Businesses in Little Bohemia

Nov 21, 2019 05:40PM ● By Sean Robinson

"This street is about to go HAM with business.”

Zoey Sterba—owner of The Chute, an ethical womenswear boutique in Little Bohemia—isn’t wrong about that. With the opening of several bars and stores, including her own, all within weeks of each other this past fall, Little Bohemia has indeed gone “Hard as a Mother.” From fashion to furniture to fruity cocktails, it can all be found just south of downtown on 13th Street—and much of the fresh development is women-led.

“We’re all in support of one another, whether that’s sharing each other’s stuff on social media or collaborating on events,” Sterba said. “As women, we’re in this together and want to see each other succeed.”

Zoey Sterba—The Chute

Sterba never questioned if she would open a business. Rather, it was always a question of what kind of business she would run.

She’s had an entrepreneurial spirit for as long as she can remember. At 6 years old, while other girls were playing house, she sold garden supplies and created her first company, Z Bloom. She then moved on to a card-making business with her neighbor, but it was her studies in fashion merchandising at the University of Nebraska-Lincoln that helped shape The Chute.

“I really learned a lot about sustainability there,” Sterba said. “If I am going to do anything, it has to be meaningful, and respect the Earth and everyone in it. It has to put good out in the world in some way.”
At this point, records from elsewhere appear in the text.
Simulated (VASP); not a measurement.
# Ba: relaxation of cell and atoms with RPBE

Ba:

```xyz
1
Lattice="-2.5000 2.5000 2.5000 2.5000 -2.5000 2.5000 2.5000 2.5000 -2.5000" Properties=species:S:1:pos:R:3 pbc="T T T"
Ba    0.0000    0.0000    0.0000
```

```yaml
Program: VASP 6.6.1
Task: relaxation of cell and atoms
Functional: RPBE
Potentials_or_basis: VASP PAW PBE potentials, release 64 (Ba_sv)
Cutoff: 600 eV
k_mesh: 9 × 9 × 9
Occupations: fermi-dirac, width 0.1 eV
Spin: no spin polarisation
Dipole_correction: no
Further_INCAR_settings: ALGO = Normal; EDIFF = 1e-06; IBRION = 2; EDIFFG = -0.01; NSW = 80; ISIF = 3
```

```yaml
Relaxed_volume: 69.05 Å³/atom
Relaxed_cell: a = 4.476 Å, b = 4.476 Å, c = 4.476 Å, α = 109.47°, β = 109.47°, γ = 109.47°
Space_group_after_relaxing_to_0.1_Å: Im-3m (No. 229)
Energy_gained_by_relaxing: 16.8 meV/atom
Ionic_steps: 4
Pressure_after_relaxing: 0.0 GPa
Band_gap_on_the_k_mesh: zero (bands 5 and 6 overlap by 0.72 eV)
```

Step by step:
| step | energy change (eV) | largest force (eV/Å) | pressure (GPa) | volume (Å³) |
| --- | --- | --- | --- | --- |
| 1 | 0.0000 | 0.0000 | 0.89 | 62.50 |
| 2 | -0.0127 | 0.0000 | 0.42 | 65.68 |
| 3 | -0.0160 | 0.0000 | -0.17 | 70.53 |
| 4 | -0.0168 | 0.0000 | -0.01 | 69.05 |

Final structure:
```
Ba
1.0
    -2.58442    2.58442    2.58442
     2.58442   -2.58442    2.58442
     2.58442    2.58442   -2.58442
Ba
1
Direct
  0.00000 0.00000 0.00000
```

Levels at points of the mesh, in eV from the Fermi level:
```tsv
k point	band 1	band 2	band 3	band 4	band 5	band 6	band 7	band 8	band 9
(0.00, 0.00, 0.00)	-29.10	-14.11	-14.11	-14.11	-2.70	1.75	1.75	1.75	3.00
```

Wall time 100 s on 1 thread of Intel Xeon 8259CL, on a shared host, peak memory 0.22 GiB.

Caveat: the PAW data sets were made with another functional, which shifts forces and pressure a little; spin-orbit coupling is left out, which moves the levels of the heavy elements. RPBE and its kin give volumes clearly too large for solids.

The Chute opened Sept. 18 to fill Omaha’s need for a womenswear shop that was uniquely youthful and affordable, yet ethically based. Whether shopping for the office or a night out, all the styles found at The Chute are either produced at factories with good working conditions and wages, are handmade, or created with recycled materials.

“It’s all about bringing meaningful and mindful shopping to Omaha,” Sterba said.

Abby Massey—Dusk Goods & Gifts

Another Little Bohemia retail-owner who’s weaved integrity into her business model is Abby Massey of Dusk Goods & Gifts. She also makes sure her products are handmade or come from a place where employees are paid proper wages.

“I take time in the brands I incorporate,” Massey said. “It’s really all carefully and thoughtfully collected goods.”

And the Goods & Gifts go beyond fashion here. Womenswear fills the racks, but so do baby clothes with a vintage touch, greeting cards, planners, natural soaps, and colorful beauty products.

No matter what she’s selling, Massey’s personal maker mantra is “Honest + Authentic + Handmade.” Little Bohemia seems to capture this for her. After years of pop-up shops and online sales, she fell in love with the neighborhood for its big sidewalks, charm, and old town vibes. So much so, she knew this would be home for her first stand-alone. After two years of researching via email, Facebook, and word-of-mouth, she found the perfect space. Her shop opened Aug. 1.

“There’s great potential for south 13th Street to have a lot of shopping that’s vintage, antique, and sustainable. That’s all coming to life now,” Massey said. “We’re all just very eager to help each other. If the other new shops shine, I shine.”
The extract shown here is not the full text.